9. Flared Joints

While copper tube is usually joined by soldering or brazing, there are times when a mechanical joint may be required or preferred. Flared fittings (Figures 9.1 and 9.2) are an alternative when the use of an open flame is either not desired or impractical. Water service applications generally use a flare to iron pipe connection when connecting the copper tube to the main and/or the meter. In addition, copper tube used for Fuel Gas (Liquefied Petroleum (LP), Propane Gas or Natural Gas may be joined utilizing flared brass fittings of single 45º-flare type, according to NFPA 54/ANSI. Z223.1 National Fuel Gas Code. All National Model Codes permit the use of flare joints, but it is important to check with the authority having jurisdiction (AHJ) to determine acceptance for a specific application in any particular jurisdiction.

Figure 9.1. Flare Fitting/Flared Joint During Assembly
Figure 9.2. Completed Flared Joint

A flare joint should be made with an appropriate tool such as those supplied by a number of tubing/piping tool manufacturers. Make sure to use a tool that matches the outside diameter of the tube being flared and that has the appropriate flare angle, commonly 45º (the physical characteristics of which should be in accordance with the Society of Automotive Engineers SAE J533 Standard - Flares for Tubing). The tool usually consists of flaring bars with openings for various tube sizes and a yoke that contains the flaring cone and a clamp to grip the flaring bars.

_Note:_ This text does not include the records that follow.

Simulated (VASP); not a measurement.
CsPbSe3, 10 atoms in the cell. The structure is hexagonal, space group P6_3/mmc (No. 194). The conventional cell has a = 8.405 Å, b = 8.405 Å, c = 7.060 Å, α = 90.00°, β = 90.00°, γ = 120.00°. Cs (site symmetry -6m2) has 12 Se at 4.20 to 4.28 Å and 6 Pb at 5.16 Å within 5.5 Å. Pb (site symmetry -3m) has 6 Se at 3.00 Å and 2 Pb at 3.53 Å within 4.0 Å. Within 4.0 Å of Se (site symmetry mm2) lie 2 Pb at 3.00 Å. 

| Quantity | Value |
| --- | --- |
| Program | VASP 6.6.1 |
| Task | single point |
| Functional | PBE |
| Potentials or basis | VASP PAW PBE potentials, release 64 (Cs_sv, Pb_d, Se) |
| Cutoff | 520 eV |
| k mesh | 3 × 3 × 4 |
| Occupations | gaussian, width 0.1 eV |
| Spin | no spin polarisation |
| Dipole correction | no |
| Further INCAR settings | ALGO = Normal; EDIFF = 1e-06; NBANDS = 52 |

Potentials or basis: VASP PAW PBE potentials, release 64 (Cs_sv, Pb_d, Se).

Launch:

When flaring Types L or K copper tube, annealed or soft temper tube should be used. It is possible to flare Types K, L or M rigid or hard temper tube, though prior to flaring it is usually necessary to anneal the end of the tube to be flared. The copper tube must be cut square using an appropriate tubing cutter. After cutting, the tube must be reamed to the full inside diameter leaving no inside burr (Figure 9.3). Tube that is out of round prior to flaring should be resized back to round.

Figure 9.3. Reaming Prior to Flaring the Tube End

Failure to complete either of these steps can, lead to an inadequate seal of the flared joint and, ultimately, to joint failure. Dirt, debris and foreign substances should be removed from the tube end to be flared by mechanical cleaning. This can be accomplished with the use of an abrasive cloth (screen cloth, sand cloth, emery cloth or nylon abrasive cloth).

Now, place a flare nut over the end of the tube with the threads closest to the end being flared. Insert the tube between the flaring bars of the flaring tool in the appropriate opening for the diameter of the tube being flared. Adjust the height of the tube in the opening in accordance with the tool manufacturer's instructions, to achieve sufficient length of the flare. Position the yoke with the flaring cone over the tube end and clamp the yoke in place. Turn the handle of the yoke clockwise (Figure 9.4). This lowers the flaring cone and forces the lip of the tube against the base of the flaring bar to create an angled flare that will mate securely with a corresponding flare-type fitting. Care should be taken not to over-tighten the cone and cause cracking or deformation of the tube and/or the tool. Some tools also provide a setting for ironing or burnishing the flare, as a final step to achieve a more consistent flare. The final flared tube end should have a smooth, even, round flare of sufficient length to fully engage the mating surface of the flare nut without protruding into the threads (Figure 9.5).

Figure 9.4. Lowering the Flaring Cone Into the Tube End
Figure 9.5. Completed Flared Tube End

No material (e.g., pipe joint compound) should be applied to the mating surfaces of the flare fitting and the flared tube end before attaching the flare nut to the fitting body.